One of the toughest moments of a break-in or disaster is losing your stuff. The U.S. saw 1.2 million property crimes in 2018, two-thirds of which happened at homes and apartments, and 387,000 fires at homes in the same year.
And while insurance is supposed to help, many find it can be a long, drawn-out nightmare. Why is the insurance protecting our stuff so broken? And how are we starting to fix it? Before we can understand how companies like Lemonade are doing it right, we have to understand how others are doing us wrong.
The Casino You Don’t Know You’re In
You may not realize it, but when you pick up a standard insurance policy, whether renter’s or homeowner’s, you’re placing a bet with the insurance company, or at least that’s how they see it. The gamble is that you’ll never need your policy; as long as you don’t cash it in, they keep the premiums and that’s pure profit added to their bottom line.
But unlike a casino, where if the house loses, they payout and that’s the end of it, an insurance company can make more bets. They can deny your claim, and gamble you just accept your loss and move on. They can lowball the value of your lost stuff, and gamble that you’ll take what you can get. And they can gamble if all that doesn’t work, that the cost of an attorney will deter you from going to court over their failure to payout.
And these are bets they have to take: After all, if they payout, they’re losing profit, and have to explain that. Even the most well-meaning company in this situation is going to run a detailed investigation, as they’ll have to explain where the money went to their investors.

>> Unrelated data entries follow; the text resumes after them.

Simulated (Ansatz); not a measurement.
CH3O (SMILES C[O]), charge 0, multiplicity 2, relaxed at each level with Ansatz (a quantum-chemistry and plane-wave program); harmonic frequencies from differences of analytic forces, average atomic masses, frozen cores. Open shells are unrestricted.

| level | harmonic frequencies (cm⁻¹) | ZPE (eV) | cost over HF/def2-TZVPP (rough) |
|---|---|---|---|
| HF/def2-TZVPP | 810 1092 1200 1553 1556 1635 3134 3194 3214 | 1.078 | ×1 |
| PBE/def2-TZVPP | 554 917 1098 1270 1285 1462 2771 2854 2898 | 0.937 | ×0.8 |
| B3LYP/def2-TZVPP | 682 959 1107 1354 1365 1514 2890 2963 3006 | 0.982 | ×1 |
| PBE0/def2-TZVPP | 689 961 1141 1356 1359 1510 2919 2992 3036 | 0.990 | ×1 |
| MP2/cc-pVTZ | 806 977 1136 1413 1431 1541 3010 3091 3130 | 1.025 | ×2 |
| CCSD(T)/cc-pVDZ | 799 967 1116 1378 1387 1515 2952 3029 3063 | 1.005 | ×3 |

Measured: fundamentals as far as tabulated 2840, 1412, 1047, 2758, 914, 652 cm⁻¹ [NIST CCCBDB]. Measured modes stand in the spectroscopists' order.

So how can we shift insurance from a casino with a bet you’re placing every month, to the quick, simple service that you need when a disaster happens?
Taking The Gambling Out Of Insurance
Lemonade Insurance is an example of the future of insurance. To begin with, it’s chartered as a public benefit corporation: Where traditional insurance companies are constrained solely to provide profits to shareholders, Lemonade’s corporate structure allows it to instead donate leftover funds to the public good, something it does by sorting its customers into groups of peers based on the causes they care about.
This also allows the startup to charge a flat fee for policies instead of a sliding scale, and to treat money paid for policies as still the money of their clients, not their money. This makes the relationship between the company and their policyholders resemble more volunteers working together instead of poker players trying to psych each other out. Claims are paid out quickly, as there’s no loss or gain to be calculated.
Insurance will always be necessary, as long as there’s risk. But there’s no reason to make it a game you don’t want to play, and we’re beginning to see the rise of a smarter, more effective system that protects, and supports, everyone.